[SPARK-23630][YARN] Allow user's hadoop conf customizations to take effect.

This change restores functionality that was inadvertently removed as part of the fix for SPARK-22372. Also modified an existing unit test to make sure the feature works as intended. Author: Marcelo Vanzin <vanzin@cloudera.com> Closes #20776 from vanzin/SPARK-23630.
2018-03-09 10:36:38 -08:00 · 2018-03-09 10:36:38 -08:00 · 2c3673680e
parent d90e77bd0e
commit 2c3673680e
3 changed files with 44 additions and 15 deletions
--- a/core/src/main/scala/org/apache/spark/deploy/SparkHadoopUtil.scala
+++ b/core/src/main/scala/org/apache/spark/deploy/SparkHadoopUtil.scala
@ -111,7 +111,9 @@ class SparkHadoopUtil extends Logging {
   * subsystems.
   */
  def newConfiguration(conf: SparkConf): Configuration = {
-    SparkHadoopUtil.newConfiguration(conf)
+    val hadoopConf = SparkHadoopUtil.newConfiguration(conf)
+    hadoopConf.addResource(SparkHadoopUtil.SPARK_HADOOP_CONF_FILE)
+    hadoopConf
  }

  /**
@ -435,6 +437,13 @@ object SparkHadoopUtil {
   */
  private[spark] val UPDATE_INPUT_METRICS_INTERVAL_RECORDS = 1000

+  /**
+   * Name of the file containing the gateway's Hadoop configuration, to be overlayed on top of the
+   * cluster's Hadoop config. It is up to the Spark code launching the application to create
+   * this file if it's desired. If the file doesn't exist, it will just be ignored.
+   */
+  private[spark] val SPARK_HADOOP_CONF_FILE = "__spark_hadoop_conf__.xml"
+
  def get: SparkHadoopUtil = instance

  /**
--- a/resource-managers/yarn/src/main/scala/org/apache/spark/deploy/yarn/Client.scala
+++ b/resource-managers/yarn/src/main/scala/org/apache/spark/deploy/yarn/Client.scala
@ -696,7 +696,13 @@ private[spark] class Client(
      }
    }

-    Seq("HADOOP_CONF_DIR", "YARN_CONF_DIR").foreach { envKey =>
+    // SPARK-23630: during testing, Spark scripts filter out hadoop conf dirs so that user's
+    // environments do not interfere with tests. This allows a special env variable during
+    // tests so that custom conf dirs can be used by unit tests.
+    val confDirs = Seq("HADOOP_CONF_DIR", "YARN_CONF_DIR") ++
+      (if (Utils.isTesting) Seq("SPARK_TEST_HADOOP_CONF_DIR") else Nil)
+
+    confDirs.foreach { envKey =>
      sys.env.get(envKey).foreach { path =>
        val dir = new File(path)
        if (dir.isDirectory()) {
@ -753,7 +759,7 @@ private[spark] class Client(

      // Save the YARN configuration into a separate file that will be overlayed on top of the
      // cluster's Hadoop conf.
-      confStream.putNextEntry(new ZipEntry(SPARK_HADOOP_CONF_FILE))
+      confStream.putNextEntry(new ZipEntry(SparkHadoopUtil.SPARK_HADOOP_CONF_FILE))
      hadoopConf.writeXml(confStream)
      confStream.closeEntry()

@ -1220,10 +1226,6 @@ private object Client extends Logging {
  // Name of the file in the conf archive containing Spark configuration.
  val SPARK_CONF_FILE = "__spark_conf__.properties"

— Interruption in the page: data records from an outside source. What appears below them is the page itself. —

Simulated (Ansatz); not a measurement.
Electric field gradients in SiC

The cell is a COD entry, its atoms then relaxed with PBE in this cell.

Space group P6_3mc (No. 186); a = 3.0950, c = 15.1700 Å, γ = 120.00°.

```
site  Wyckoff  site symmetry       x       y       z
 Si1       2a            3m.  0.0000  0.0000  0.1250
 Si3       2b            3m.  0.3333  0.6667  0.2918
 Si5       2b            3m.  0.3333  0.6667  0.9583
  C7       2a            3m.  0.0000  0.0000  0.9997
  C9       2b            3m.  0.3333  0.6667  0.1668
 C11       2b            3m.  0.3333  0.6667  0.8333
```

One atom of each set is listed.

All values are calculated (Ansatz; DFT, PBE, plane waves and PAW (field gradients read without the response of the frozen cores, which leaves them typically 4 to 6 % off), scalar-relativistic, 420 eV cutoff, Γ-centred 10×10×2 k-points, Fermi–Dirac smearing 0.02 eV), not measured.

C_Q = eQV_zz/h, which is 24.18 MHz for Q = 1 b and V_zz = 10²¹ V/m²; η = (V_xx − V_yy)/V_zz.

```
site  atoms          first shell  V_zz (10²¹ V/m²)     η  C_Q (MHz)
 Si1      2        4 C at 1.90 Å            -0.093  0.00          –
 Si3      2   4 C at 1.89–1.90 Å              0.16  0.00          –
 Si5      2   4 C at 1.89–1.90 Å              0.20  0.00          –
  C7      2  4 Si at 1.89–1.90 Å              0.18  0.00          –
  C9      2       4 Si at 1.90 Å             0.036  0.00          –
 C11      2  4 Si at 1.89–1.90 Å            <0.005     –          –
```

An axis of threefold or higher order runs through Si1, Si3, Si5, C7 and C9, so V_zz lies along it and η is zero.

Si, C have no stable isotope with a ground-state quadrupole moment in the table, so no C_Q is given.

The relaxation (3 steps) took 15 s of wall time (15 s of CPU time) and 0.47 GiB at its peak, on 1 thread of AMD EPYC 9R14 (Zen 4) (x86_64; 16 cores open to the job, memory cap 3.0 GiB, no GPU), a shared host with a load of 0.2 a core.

-  // Name of the file containing the gateway's Hadoop configuration, to be overlayed on top of the
-  // cluster's Hadoop config.
-  val SPARK_HADOOP_CONF_FILE = "__spark_hadoop_conf__.xml"
-
  // Subdirectory where the user's python files (not archives) will be placed.
  val LOCALIZED_PYTHON_DIR = "__pyfiles__"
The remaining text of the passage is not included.